The Straits Times in Singapore also lost ground, slipping 0.8 per cent to 2,043.12, led by banks and state-monopoly Singapore Press Holdings.

In Hong Kong, the Hang Seng rose 203.37 points, or 1.3 per cent, to 16,080.3 in mid-afternoon trading.

And Sydney's S&P/ASX 200 gained 0.6 per cent to 3,146.8, led by media heavyweight News Corp, which tracked its American Depository Receipts higher, rising more than 5.5 per cent to A$22.

Europe makes flat start

European equity markets opened little changed Friday, with only the blue-chip index in Frankfurt gaining any ground as investors digested Thursday's hike in euro-zone interest rates.

London's benchmark FTSE 100 index was down 12 points at 6,485.2 after 15 minutes of trade, weighed down by two heavyweight telecom stocks as regulators vowed to stick to their timetable for planned further liberalization of the market.

In Paris, the CAC 40 was little changed at 6,525.71, with narrow gains in financial and chemical shares countered by modest falls among and telecom tocks. Insurer Axa (PCS) rose 1.3 per cent in early trade to top the CAC 40.
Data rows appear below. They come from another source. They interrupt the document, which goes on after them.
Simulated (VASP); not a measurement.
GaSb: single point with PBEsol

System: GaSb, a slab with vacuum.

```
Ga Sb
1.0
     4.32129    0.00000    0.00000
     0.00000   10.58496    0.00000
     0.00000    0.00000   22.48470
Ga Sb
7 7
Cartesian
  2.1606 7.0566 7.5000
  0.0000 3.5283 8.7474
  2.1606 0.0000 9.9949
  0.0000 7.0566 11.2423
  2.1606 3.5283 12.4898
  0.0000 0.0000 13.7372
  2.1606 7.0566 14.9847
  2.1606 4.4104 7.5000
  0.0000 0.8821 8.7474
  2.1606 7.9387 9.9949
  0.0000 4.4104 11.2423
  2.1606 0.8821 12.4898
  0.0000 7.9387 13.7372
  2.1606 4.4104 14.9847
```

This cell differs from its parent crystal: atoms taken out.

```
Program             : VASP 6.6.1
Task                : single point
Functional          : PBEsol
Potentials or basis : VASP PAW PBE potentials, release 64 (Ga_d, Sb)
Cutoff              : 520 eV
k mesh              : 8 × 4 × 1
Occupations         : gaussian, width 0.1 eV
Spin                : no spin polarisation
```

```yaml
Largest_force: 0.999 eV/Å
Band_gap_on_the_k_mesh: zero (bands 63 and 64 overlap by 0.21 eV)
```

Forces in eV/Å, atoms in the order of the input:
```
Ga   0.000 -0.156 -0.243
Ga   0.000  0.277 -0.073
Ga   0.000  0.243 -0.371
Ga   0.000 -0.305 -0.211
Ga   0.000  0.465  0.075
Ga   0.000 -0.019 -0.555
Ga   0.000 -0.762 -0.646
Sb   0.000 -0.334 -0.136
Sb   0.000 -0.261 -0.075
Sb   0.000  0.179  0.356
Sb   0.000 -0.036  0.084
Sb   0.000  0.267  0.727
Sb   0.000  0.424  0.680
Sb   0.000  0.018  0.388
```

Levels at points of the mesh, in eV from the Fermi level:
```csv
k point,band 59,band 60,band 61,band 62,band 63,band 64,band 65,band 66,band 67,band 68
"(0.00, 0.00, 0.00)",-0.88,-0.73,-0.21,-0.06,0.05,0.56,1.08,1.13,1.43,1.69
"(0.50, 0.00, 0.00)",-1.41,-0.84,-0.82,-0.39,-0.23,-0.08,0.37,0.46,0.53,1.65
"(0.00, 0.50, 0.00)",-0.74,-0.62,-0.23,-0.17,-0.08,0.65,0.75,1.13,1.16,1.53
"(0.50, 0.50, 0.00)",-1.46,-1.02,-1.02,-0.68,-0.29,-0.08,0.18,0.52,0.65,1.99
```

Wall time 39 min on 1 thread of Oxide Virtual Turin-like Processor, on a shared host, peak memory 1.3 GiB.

Frankfurt's electronically traded Xetra Dax added 0.5 per cent to reach 7,280.56, with chemical, drug and financial shares all moving ahead.

385bn Taka BD budget

Finance Minister Shah A. M. S Kibria presented his 5th budget at the parliament on Thursday with the empty opposition benches glaring disdainfully at the thumping treasury benches.

The over Taka 385bn (nearly $7.5bn) budget has largely been described as 'the election year budget' by cross-section of the people who felt that the finance minister attempted to make almost everyone— donors as well as the electorates—happy.

Kibria said total revenue receipts for FY2000-2001 have been estimated at Taka 242bn, up 13.3% over the revised budget for '99-2000 that is ending on June 30 next. Total revenue expenditure in the new budget has been estimated at Taka 196.33bn — 6.4% higher than the revised estimates of the current year.

Prices slide

Gold firmed on Thursday afternoon, emboldened by a larger-than-forecast European interest rate rise, but its advance was rebuffed at resistance of $287.00. Gold fixed in the afternoon at $285.75, up from the morning fix of $285.10, but off the peak of $287 reached in a charge higher after the European Central Bank (ECB) raised its key interest rate by 50 basis points and switched to a variable auction rate.

EU proposes Web tax

The European Union has proposed plans to force companies based outside the region to charge value added tax on services delivered over the Internet to customers in the 15-nation EU.

The European Commission, the executive arm of the European Union, said the proposals are designed to create a level playing field for the taxation of online purchases for goods such as music, videos and computer games.

The proposals drew an immediate protest from the United States. Stuart Eizenstat, the U.S. Treasury Department's deputy secretary, said the Clinton administration "has serious concerns with both the substance and process" of the plan.

Ten exchanges plan tie-up

Ten of the world's top stock exchanges said on Wednesday they were planning to set up a 24-hour, $20 trillion global market controlling 60 per cent of the world equity market.

The ambitious global equity market (GEM) project, would be a direct competitor to Nasdaq-backed iX, the planned merger of the London and Frankfurt exchanges, which faced fresh hurdles on Wednesday.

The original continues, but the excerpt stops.